First published on Thursday the 29th of March, 2018, this piece comes in at number 17 in the top 30 most read Villainesse stories of 2018.
I can remember sitting in health class, learning about wet dreams. At the time I probably thought ‘This is gross, TMI’. Now, I appreciate the fact that I was able to learn about sexual development from a young age in a respectful environment.
But there is a gap around female sexual arousal and pleasure. Boys are taught that arousal is normal and healthy; girls are not.
There was never a moment in health class where female masturbation was acknowledged. There was no validation of the fact that female desire develops throughout puberty. While that’s a central focus of sex talks for young men, women don’t have the same experience.
Sex education skips the conversation around female masturbation. That leaves a few untrustworthy sources for young women to turn to – the internet, hushed conversations with similarly ill-equipped friends, or crude jokes from boys at school.

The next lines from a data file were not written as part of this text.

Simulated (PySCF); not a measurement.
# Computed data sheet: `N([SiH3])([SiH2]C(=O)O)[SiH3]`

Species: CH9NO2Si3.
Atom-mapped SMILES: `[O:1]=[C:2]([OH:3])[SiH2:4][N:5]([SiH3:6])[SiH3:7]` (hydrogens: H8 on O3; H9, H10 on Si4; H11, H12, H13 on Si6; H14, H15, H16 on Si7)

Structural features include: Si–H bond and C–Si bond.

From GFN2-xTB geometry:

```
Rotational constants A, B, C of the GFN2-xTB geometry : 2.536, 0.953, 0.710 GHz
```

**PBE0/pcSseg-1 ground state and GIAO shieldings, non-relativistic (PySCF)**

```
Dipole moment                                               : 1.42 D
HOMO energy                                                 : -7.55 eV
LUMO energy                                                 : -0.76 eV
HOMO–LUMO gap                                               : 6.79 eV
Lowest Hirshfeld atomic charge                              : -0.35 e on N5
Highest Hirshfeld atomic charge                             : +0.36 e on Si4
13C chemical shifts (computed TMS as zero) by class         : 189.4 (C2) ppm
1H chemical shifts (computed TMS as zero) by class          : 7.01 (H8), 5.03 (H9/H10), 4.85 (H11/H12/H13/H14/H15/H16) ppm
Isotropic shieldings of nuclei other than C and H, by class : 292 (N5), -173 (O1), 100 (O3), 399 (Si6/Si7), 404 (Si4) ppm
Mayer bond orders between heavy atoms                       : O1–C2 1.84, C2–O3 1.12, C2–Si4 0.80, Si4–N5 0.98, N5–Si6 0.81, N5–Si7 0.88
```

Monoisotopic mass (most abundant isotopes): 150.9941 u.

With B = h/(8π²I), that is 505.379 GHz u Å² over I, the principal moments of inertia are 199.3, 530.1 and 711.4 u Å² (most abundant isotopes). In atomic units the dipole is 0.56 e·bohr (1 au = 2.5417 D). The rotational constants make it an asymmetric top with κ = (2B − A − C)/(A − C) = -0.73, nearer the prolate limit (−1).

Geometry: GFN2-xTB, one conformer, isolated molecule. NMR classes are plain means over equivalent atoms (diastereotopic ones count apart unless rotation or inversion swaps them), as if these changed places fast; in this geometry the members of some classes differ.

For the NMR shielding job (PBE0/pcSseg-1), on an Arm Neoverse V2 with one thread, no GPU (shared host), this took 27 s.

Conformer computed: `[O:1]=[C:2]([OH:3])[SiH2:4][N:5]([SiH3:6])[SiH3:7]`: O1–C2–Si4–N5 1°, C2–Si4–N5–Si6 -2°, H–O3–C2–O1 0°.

Pop culture isn’t saturated with jokes about female orgasms. The female reproductive system, especially when it comes to pleasure, is overlooked in discussions about anatomy and sex. I don’t remember anyone mentioning the clitoris or orgasms in Health class. And that silence creates a stigma. There’s a taboo around the fact that women enjoy sex, and also around the fact that women masturbate.
The result? Girls don’t really talk about masturbation. Many of us are not sure how to start the conversation.
Part of the issue is the widely propagated myth that women don’t or shouldn’t masturbate. That idea reduces women to objects who can’t seek their own sexual fulfilment. Aside from the many problems with that idea, it’s just not true. Studies find that above the age of 16, the majority of women in every age group have masturbated. For women aged 25-29, the proportion of women who have masturbated is 84.6 per cent. So masturbation is perfectly normal, and yet we are brought up to believe otherwise.
Honestly, I can’t think of any justification for not talking about female masturbation. But even in groups of women who are open about sex and everything that goes with it, there’s still a taboo around masturbation.
There’s an argument that the stigma might be a kind of historical throwback, as female masturbation was originally associated with hysteria and seen either as a cure for ‘hysterical’ women, or even as an underlying cause of mental illness. It’s possible that our society still carries a residual idea that it’s wrong and unusual. Or maybe society is struggling with the idea because men can’t accept that women don’t need them to orgasm.
We need to start talking. And we need to start acknowledging what clitorises are for and how much fun they can be. For young women, masturbation should be seen as a natural part of experimentation and learning about sex. Most importantly, in a sexual landscape that prioritises male orgasms, it could help young women to realise that they too deserve to experience pleasure.